If the world’s migrants themselves constituted one nation, they would be the fifth largest at more than 232 million. With ties to both their homelands and their new countries, they are a force for global development, cultural understanding and innovation.

From October 11 to 17, the State Department is marking Global Diaspora Week to highlight how diaspora communities strengthen the world community at large. In fact, they may be the most effective social networks in the world in terms of global reach and commercial opportunity. Diasporas are an important source of trade, capital, technology and knowledge for the countries of both origin and destination. Global remittances today total more than $500 billion per year.

José Martí Park in Union City, New Jersey, is a popular gathering spot for Cuban-American men looking for a friendly game of dominoes. (State Dept./Amanda Brown)

The United States has the largest number of global diaspora members, with more than 62 million first- or second-generation immigrants. Aside from Native Americans, all those living in the United States have immigrant roots. Thriving U.S. diaspora communities include Ethiopians, Sikhs, Cubans and Bukharian Jews.
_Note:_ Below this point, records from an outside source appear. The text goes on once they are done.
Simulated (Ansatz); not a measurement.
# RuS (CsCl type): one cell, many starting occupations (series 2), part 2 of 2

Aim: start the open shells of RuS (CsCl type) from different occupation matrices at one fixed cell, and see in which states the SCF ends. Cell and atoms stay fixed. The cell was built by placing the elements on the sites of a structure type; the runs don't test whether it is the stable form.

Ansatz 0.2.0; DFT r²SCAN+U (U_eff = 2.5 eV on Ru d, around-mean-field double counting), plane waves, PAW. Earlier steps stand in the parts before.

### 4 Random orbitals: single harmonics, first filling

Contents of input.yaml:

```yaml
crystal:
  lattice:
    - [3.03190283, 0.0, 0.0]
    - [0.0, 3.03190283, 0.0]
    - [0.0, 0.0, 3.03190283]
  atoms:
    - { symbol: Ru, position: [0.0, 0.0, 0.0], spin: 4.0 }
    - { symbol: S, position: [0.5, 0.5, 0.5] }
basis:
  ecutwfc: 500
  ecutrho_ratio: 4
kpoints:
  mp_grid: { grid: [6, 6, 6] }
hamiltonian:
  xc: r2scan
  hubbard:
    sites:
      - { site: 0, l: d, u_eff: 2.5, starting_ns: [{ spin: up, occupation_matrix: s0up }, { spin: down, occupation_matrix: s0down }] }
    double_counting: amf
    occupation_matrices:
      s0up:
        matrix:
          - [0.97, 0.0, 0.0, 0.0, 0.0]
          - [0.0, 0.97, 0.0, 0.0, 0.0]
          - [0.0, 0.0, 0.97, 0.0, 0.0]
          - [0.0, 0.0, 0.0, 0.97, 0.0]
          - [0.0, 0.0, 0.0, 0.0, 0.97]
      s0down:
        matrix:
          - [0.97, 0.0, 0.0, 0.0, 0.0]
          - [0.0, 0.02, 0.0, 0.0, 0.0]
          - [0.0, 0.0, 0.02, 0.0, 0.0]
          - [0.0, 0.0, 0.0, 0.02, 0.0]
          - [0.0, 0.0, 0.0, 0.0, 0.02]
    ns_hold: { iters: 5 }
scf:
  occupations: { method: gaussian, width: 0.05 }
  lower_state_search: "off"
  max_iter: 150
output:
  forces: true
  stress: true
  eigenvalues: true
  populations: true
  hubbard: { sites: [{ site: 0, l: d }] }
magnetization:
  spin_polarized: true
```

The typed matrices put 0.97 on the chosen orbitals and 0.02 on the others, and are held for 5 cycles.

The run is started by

There are more Chinese people living outside mainland China than the number of French people living in France. And approximately 22 million ethnic Indians have established themselves on every continent, making them the largest diaspora in the world, followed by Mexicans.

Some migrants stay permanently in their new homes, while others study or work there for a while before returning to their countries of origin. Still others travel onward to a new place. “People don’t have to choose between countries,” Kathleen Newland of the Migration Policy Institute told Economist magazine. “They can keep a foot in two or more.”

Are you living outside of your home country? What challenges and opportunities are you discovering?